First things first… Happy New Year! I hope that you have a great and safe New Year, and that you all had a great Holiday season!
In looking back over the last year, I have made some improvements to the shop, attended Fine Woodworking Live, and completed a couple of projects, but I wanted to outline some goals I have for 2014…
Since I’ve turned my table saw around 180 degrees from what I had before, I now have the space available for a true outfeed table. The roller stand I have is nice, and will certainly use it elsewhere, but it will be even more nice to not pick up offcuts off of the floor. The outfeed table will add safety and convenience.
This improvement is already in the works: I finally ordered an RF remote unit for my dust collector. No longer will I have to walk over, turn it on, then walk to the tool with the hose connected and then turn it on. Because of where the dust collector is, after I build the outfeed table, this will be a huge gain in convenience, since once the outfeed table is in place, the dust collector will be that much harder to get to.
A workbench. What I have now is not impossible – it’s an MDF top on a metal cabinet base. It’s flat, well, except the corner that got wet and is now swelled. It does though, seriously lack in workpiece holding ability. While I haven’t ironed out all the details, I do know that this will be a “bench on a budget” so to speak. I don’t expect to have the resources for a large Roubo with expensive vise hardware, but I do think I can complete a bench that will be a huge upgrade over what I have, and not break the bank. I am coming from no specific experience, and therefore bias, toward certain vises or other wood holding systems, or styles of bench. My “vise” has been a wooden screw clamp that is clamped to the bench top. I’m leaving on the table the various types of vises: metal jaw, twin screw, leg vise, etc. Face vise with planing stops? Face vise and end vise? Some combination? Expect some further posts on this as things roll along.
In keeping in what I try to do with every project, whatever further furniture projects I end up doing, I will continue to incorporate some new joinery that I haven’t done before, or perhaps some other new technique I haven’t tried.
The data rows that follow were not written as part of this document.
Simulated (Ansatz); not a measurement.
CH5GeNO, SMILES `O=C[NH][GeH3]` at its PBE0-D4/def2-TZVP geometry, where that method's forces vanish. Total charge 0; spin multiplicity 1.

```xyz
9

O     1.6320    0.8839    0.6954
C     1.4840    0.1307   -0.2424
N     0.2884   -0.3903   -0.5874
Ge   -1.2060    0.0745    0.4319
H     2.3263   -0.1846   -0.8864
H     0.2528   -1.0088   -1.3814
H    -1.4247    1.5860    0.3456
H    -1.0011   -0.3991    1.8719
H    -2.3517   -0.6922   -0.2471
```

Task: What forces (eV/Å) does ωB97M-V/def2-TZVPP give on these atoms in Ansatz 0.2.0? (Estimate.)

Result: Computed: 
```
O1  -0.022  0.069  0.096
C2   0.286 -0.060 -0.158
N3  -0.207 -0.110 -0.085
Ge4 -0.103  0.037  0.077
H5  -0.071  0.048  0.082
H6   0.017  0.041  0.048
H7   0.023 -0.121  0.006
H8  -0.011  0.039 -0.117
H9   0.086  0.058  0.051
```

Continue to attend some woodworking events or classes. While my personal circumstances with a special needs child may prevent me from any significant travel, I do hope Fine Woodworking will have FWW Live close enough to home that I can make that drive again, and offer day passes. The Woodworking Shows will be coming to the area in the next couple of weeks, as well as perhaps the Design Build Show in Boston in February. I understand why WIA doesn’t typically move much beyond the Cincinnati area (there’s a LOT of stuff to move), but if they did find their way to southern New England, I would certainly try to attend that. There is also the fairly new Woodcraft in Walpole, MA that is now offering classes, so I plan on looking into their offerings as well.
And of course, anything can happen during the course of a year, so will keep an open mind to anything that comes along!
So Happy New Year everyone! Take care, be safe, and happy sawdust in the new year…
When I posted the Intro and Shop Tour video, I had some plans on how I could improve the shop. Since that video, I’ve been able to do a few things in the shop to get things further organized. I thought now might be a good time to share some of those updates.
After doing a couple of “alpha” test videos with the Narex chisel videos I did, I thought it would be cool to start adding video content more consistently to The Wood Lab blog. Here is the introduction to this video series, and then cap it off with a tour of my shop! Let me know what you think!
It’s the first week of May, and therefore it’s Woodworkers’ Safety Week. Many folks have some great posts regarding safety while working in the shop. I’ll take a slightly different approach and talk about safely getting into and out of the shop.
My shop is in the basement, so it involves going down stairs to get there (as well as the laundry area also in the basement). My house is old, and the stairs were no exception. After years of weakening from use, some damage at the foot caused by the occasional wetness that can occur after a good rain or snow melt (and who knows how much water before a sump pump was installed some time in history), being very steep, and no handrail, the stairs needed to go. (I think you’ll agree after looking at the pics below – I’ll let you guess which are “before” and “after”.)
So that’s my safety tidbit – have a safe way of actually entering, or exiting the shop!
I went and sprained my foot and ankle earlier this week, so figured I would actually post what I was able to wrap up last week – the shelving unit that goes above the air compressor.
One of key things for my basement is to try and utilize as much space as possible, and being in an old house (built in 1860), things are sometimes in an odd spot. As you can see in the picture, the column is holding up a beam above, and the space otherwise would be somewhat wasted. Luckily the air compressor fit nicely just behind it. The shelves above you actually saw in a previous post 1/2 done. The second unit is up on the right and is joined in the middle by a piece of MDF that sits in front of the column (the whole unit is made of MDF – being a novice, I figured it was cheap material good for shop use and in case I made a mistake with my router routing out the dados for the shelves). Then I installed a small strip of pegboard to the joining piece of MDF.
Today is the first day I’ve been able to hobble around mostly without the crutches… So hopefully, I’ll be back in the shop soon!